Alexander Fury reports on the Gucci A/W 12 menswear show.

Alexander Fury reports on the Gucci A/W 12 menswear show.

If the seventies were the louche, languid stomping ground of Tom Ford's Gucci - a reclamation of sexual indulgence after the buttoned-up recession-hit and AIDS-decimated late eighties and early nineties, or so the fashion history books will say - then Frida Giannini's decade of choice seems to be the sixties. She strays from it, sometimes, but certainly her Gucci men seem perennially skinny and Modish, jackets chopped high on the hip, trousers seamed in at the calf. 

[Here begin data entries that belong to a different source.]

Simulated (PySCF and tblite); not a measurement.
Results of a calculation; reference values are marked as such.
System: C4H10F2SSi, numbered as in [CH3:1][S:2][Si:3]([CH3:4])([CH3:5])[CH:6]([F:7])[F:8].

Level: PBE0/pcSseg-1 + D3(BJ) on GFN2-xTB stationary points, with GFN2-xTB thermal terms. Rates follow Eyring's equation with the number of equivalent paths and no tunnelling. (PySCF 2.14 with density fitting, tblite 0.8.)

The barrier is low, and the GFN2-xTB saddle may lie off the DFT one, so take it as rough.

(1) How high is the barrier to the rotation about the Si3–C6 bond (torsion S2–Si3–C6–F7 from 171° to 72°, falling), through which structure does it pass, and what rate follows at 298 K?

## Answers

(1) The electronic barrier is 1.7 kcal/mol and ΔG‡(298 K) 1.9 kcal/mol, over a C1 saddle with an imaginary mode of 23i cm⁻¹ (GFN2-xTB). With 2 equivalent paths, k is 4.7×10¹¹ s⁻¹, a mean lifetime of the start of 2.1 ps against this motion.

The distinction between sixties and seventies, however, is interesting on levels other than merely the aesthetic. Ford experienced the seventies first-hand. There was nostalgia in his vision, but it was a nostalgia for his own misspent youth. Giannini has no such connection with the sixties - maybe that's the root of some of the issues with her appropriation of the decade. There's no real honesty behind it. For Giannini, that decade exists purely in films, vintage rags and on the pages of a few dusty fashion magazines. And, of course, on the Gucci catwalk.

Autumn/Winter 2012 was no exception. It was also nothing exceptional. The Gucci formula of taut-trousered daywear, extravagant evening and excess baggage was expounded on a midnight-blue carpet, deep and lustrous. The shades of the clothes were lotus-eater jewel-tones of amethyst, jade and sapphire in rich velvets and iridescent jacquards - Giannini saw it as 'Bohemian grunge', somehow, presumably a reference to the moneyed sixties aristocratic youths she could see getting messy in her tweeds and brocades. But grunge was inherently anti-fashion fashion, a step on from deconstruction. There was none of that on the Gucci catwalk: 'grunge' was just a buzz-word to put on a page, a sound-bite without anything to really get your teeth into.

It's churlish to complain as - besides the ill-judged and lumpy rose-strewn velvet evening jackets with slightly saggy satin trousers - there was nothing that bad on the Gucci catwalk. But it felt like a simple parade of polished, deluxe product rather than a new or exciting statement about what men should look like come next winter. Ultimately, the lack of fresh air at Gucci was slightly stifling.